Given $n \in \mathbb{N}$, find the number of odd numbers among ${n}\choose{0}$,${n}\choose{1}$,${n}\choose{2}$, $…,$ ${n}\choose{n}$ .

Question

So here is the Question :-

Given $n \in \mathbb{N}$, find the number of odd numbers among ${n}\choose{0}$,${n}\choose{1}$,${n}\choose{2}$, $…,$${n}\choose{n}$ .

What I Tried :- I don't know but I guess maybe Lucas's Theorem can help doing it . It states that :-

${m}\choose{n}$ = $\prod_{i = 0}^{k}$${m_i}\choose{n_i}$ (mod p) for all:-

$m = m_kp^k + m_{k – 1}p^{k – 1} + … + m_1p + m_0 , n = n_kp^k + n_{k – 1}p_{k – 1} + … + n_1p + n_0$

I can use Lucas's Theorem by substituting $p = 2$ , but I am not sure how to do it, neither I am not sure whether this theorem will help or not. Can anyone help ?

Answer 1

Write $n=(n_kn_{k-1}\cdots n_0)_2$ in base two notation, and similarly for $n$. The Lucas theorem implies that $\binom n m$ is odd iff every $\binom{n_i}{m_i}$ is odd, and the only way that fails is if $n_i=0$ and $m_i=1$ for some $i$.

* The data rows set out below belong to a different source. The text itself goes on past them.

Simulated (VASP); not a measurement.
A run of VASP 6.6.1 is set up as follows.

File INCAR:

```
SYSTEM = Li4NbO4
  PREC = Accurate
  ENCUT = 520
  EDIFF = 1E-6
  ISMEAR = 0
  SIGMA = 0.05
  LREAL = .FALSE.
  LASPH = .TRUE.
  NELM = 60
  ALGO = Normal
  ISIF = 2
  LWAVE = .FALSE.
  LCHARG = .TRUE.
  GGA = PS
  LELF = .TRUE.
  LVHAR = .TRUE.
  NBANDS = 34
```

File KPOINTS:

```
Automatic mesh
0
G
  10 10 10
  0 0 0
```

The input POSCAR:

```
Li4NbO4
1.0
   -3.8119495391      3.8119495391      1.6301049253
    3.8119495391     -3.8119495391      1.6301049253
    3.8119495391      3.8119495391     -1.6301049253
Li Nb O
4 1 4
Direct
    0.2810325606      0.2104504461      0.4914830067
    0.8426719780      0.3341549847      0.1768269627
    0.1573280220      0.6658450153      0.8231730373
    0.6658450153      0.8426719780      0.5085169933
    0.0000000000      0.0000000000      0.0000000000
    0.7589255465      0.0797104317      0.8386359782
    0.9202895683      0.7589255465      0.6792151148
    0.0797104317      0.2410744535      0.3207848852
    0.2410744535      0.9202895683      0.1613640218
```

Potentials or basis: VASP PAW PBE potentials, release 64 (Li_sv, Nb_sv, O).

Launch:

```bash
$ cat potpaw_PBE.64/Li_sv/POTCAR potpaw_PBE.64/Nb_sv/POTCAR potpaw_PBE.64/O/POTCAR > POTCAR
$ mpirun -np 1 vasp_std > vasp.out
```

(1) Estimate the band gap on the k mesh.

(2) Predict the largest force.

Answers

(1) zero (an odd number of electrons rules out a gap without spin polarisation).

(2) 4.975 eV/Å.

For oddness of $\binom nm$ then $m_i$ must be zero when $n_i=0$ but $m_i$ may be zero or one when $n_i=1$. So we have two valid choices for each $i$ with $n_i=1$, so $2^k$ valid choices overall where $k$ is the number of ones in the base two expansion of $n$.